US Talks, China Listens

Beijing replaces angry rhetoric with efforts to court US businesses' support for favored trade

CHINA knows clouds are ahead in relations with the US. What Beijing hopes for now is a silver lining.

In the next three weeks, President Clinton, who criticized China during his campaign for human rights abuses, must decide whether to extend China's most favored nation (MFN) trade status for another year.

A Clinton emissary told Beijing May 12 that MFN conditions loom: Renewal will be pegged to an improved Chinese track record in human rights, trade, and arms sale reductions.

Still unknown is how the president will juggle human rights activists' demands for sanctions with US businesses' pleas to preserve access to China's booming market.

Chinese officials hope Clinton will tread carefully and act by executive order. That would take the issue out of congressional hands and hopefully end the yearly tussle over the China's MFN status that began when the Army crushed a peaceful pro-democracy movement in 1989, Chinese and Western analysts believe.

One face-saving move that would buy time for China would be for Clinton to renew China's trade status without conditions this year, but peg next year's extension to progress on human rights, arms control, and trade. Another scenario viewed here as less damaging would be to impose human rights conditions while handling trade and weapons sales separately.

"The US Congress and administration have started to take a relatively realistic approach toward China instead of solely taking the ideological orientation," said an editorial in Shanghai's Liberation Daily, which is considered the mouthpiece of paramount leader Deng Xiaoping. "The Congress and administration have been trying to create a favorable and predictable policy framework for Sino-US trade and will adopt a more flexible policy on the MFN issue," the newspaper said.

China has been on its better behavior recently. Anxious to soothe US critics and impress Olympic officials who will decide whether to locate the 2000 Summer games in Beijing, China has released several prominent dissidents and cut hefty US trade deals.
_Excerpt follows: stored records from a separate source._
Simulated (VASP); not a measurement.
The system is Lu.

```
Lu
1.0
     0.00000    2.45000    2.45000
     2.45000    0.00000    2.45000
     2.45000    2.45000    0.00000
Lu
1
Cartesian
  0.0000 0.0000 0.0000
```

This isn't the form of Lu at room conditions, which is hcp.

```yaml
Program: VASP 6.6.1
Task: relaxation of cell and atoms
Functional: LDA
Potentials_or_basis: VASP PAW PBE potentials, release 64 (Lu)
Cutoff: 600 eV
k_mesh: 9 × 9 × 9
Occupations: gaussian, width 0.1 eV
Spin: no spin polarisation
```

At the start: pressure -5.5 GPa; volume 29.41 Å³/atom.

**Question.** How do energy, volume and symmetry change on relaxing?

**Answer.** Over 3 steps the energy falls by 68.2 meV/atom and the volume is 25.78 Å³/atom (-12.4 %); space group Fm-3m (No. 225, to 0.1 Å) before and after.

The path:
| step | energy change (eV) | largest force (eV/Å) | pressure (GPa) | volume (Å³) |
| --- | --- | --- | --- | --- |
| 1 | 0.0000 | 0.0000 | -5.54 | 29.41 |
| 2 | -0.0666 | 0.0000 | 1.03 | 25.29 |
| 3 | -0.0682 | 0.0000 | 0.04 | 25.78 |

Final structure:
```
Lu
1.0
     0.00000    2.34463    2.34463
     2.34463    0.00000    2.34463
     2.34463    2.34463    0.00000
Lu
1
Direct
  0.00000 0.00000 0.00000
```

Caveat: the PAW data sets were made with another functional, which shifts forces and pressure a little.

Even after last week's message that a conditional trade status is likely, Foreign Ministry spokesman Wu Jianmin stopped short of past shrill charges of bullying by Washington and hints that China might impose its own sanctions.

"The US government has not made an official decision on the question of China's MFN status," he said.

Chinese officials and analysts, even some critics of the government, worry that trade limitations imposed by the United States will endanger the first prosperity China has enjoyed in years and trigger new tensions.

Deftly, diplomats say, China is trying to exploit the dilemma facing Clinton. On one hand, the president must respond to outrage over the 1989 massacre of pro-democracy demonstrators, the use of prison labor to make exports, religious persecution, repression in Tibet, and a free-wheeling arms trade.

On the other hand, he faces domestic pressure to boost the sagging economy and US competitiveness overseas. With an eye on reducing its huge trade surplus with the US, Chinese delegations have been criss-crossing the States recently, buying aircraft, cars, fertilizer, and grain.

"The United States is the only country where human rights in China is still an issue," says a Middle Eastern diplomat in Beijing. "But China knows the US must improve its economy and is shrewdly trying to exploit these problems."